The Weight of Water by Sarah Crossan, published by Bloomsbury on 5th January 2012
Armed with a suitcase and an old laundry bag filled with clothes, Kasienka and her mother leave Poland and head for the UK to find her father. Life is lonely for Kasienka. At home her mother's heart is breaking and at school Kasienka finds it impossible to make new friends. While the search continues, Kasienka is kept afloat by William, a boy she meets at the local pool who understands what it means to lose someone and who swims with Kasienka towards her new life.
This is the first book I've read which is written entirely in verse. I thought at first that I was going to find that difficult because I imagined it would feel disjointed to read but in actuality the verse flowed beautifully, the story unfolded smoothly and each separate verse was interconnected to the next so in some ways it was just like reading normal prose but with even more lyrical prowess.
The story is about a young girl called Kasienka who comes to England with her mother, to seek her father who left and abandoned them. Her mother is desperate to find them and believes they can do so by trawling the streets with a map and knocking on people's doors - just one of the many touching and heartbreaking moments in the book. Kasienka is bullied at school by another girl called Clair for being too white, having too short hair, having the wrong bag but essentially for being different. She eventually finds peace with a new friend and a boy called William who she meets at her local swimming pool.
Swimming is Kasienka's solace and it's when she's in the water that she feels sleek and self-assured and she can momentarily forget the many troubles which weigh heavy on her young shoulders. I loved the way in which her character develops throughout the book and although she has many issues to face she does so with her head held high.

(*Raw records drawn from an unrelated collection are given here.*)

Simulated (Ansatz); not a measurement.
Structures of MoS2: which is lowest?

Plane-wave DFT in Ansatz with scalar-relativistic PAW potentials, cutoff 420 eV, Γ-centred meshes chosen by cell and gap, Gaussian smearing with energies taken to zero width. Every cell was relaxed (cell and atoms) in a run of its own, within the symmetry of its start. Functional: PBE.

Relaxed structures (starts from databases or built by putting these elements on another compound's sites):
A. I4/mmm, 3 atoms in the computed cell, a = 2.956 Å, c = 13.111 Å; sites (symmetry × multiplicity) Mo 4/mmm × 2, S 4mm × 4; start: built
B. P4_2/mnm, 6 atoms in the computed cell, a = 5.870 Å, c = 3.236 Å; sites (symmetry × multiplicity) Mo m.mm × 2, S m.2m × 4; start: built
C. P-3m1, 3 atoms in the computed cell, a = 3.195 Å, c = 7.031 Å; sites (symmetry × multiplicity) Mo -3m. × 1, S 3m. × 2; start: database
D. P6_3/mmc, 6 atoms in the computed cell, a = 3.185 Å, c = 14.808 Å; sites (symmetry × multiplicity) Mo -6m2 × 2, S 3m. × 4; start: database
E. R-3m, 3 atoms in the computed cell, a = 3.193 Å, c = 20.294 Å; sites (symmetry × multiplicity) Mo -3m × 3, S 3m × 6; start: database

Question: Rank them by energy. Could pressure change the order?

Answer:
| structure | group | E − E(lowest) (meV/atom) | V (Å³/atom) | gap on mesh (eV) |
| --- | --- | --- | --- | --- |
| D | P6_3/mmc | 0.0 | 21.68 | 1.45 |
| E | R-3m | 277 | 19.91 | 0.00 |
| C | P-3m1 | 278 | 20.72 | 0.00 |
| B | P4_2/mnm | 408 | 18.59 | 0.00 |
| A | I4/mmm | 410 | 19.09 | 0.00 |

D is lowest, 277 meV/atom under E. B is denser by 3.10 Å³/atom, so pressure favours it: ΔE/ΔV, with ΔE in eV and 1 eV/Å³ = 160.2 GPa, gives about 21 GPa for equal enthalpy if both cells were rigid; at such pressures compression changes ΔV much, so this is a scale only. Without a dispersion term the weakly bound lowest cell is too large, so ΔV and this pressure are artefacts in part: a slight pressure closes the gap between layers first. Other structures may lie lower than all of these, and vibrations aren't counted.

The book is about immigration and alienation and trying to fit in with people who judge you on appearance without getting to know the real you and the person inside. Kasienka has to deal with peoples' prejudices, even those of the adults around her and an example of this is the way that she's initially put in a lower grade at school because her English isn't fluent but in reality she's actually extremely bright and intelligent and capable of studying at the same level as other people her age. The story teaches us to be accepting of people from different cultures and to not make snap judgements about others.
I thought 'The Weight of Water' was extremely moving and a powerful read which really touched me. I was drawn into the story and felt a great sense of empathy for Kasienka. Although this isn't normally the sort of book I'd pick up as the subject matter isn't one which would usually appeal to me I found it a lovely debut by an exciting new talent.